The comparison between the fusion network proposed in this paper and FPN, PANet, and BiFPN is shown in
Figure 5. For example, P3 in the figure can be expressed by Formulae (8) to (10):
where
represents two times of downsampling,
represents four times of downsampling, and represents the splicing operation of different feature maps, where
is a very small positive number to prevent unstable training, and
represents the weight coefficient that can be learned. P3, P2, and P1 are new feature layers after cross-layer feature fusion.

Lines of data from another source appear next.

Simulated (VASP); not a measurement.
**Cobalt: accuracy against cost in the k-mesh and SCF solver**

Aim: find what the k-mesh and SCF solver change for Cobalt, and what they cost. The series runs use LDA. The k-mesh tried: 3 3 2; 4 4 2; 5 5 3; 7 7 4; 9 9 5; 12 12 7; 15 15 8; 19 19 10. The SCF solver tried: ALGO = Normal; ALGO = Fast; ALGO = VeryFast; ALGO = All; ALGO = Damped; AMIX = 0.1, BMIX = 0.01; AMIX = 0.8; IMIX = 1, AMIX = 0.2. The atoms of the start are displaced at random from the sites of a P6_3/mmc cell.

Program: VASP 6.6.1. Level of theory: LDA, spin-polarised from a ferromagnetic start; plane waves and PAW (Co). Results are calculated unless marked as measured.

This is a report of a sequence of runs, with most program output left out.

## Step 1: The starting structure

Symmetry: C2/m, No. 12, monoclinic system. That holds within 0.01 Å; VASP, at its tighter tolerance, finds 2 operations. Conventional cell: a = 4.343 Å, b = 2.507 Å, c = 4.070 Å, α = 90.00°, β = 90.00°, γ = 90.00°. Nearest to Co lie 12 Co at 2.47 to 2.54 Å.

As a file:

3.4. Interactive Fusion Module
In the existing methods of fusing features of the same size, the features are often fused in an undifferentiated way. However, this kind of fusion method, regardless of priority, can easily lead to the loss of important information and the interference of useless information. In this section, an IFM is designed, which can adjust the importance of each mosaic feature by attention to making efficient use of all feature information, and then embed it into the enhanced feature pyramid network to improve the detection of defects in complex backgrounds.
To comprehensively adjust the importance of each feature in stitching, the IFM simultaneously adjusts the features to be stitched from the perspectives of channel and space. In
Figure 6, the Interactive Fusion Module (IFM)’s architecture is illustrated with a simplified representation of two input features for clarity. The module accepts features F1 and F2 to be concatenated. It initiates the process by employing global average pooling (GAP) and global maximum pooling (GMP) to extract global features from each, subsequently summing these extracted features.
This process can be represented by Equations (11) and (12):
where GAP is the global average pooling, GMP is the global maximum pooling, and + is an element-by-element addition operation.
The spatial features obtained from their respective features are spliced in the channel direction. This process can be represented by Equations (13) and (14):
where Concat stands for splicing, AVGPool stands for average pooling, and MAXPool stands for maximum pooling.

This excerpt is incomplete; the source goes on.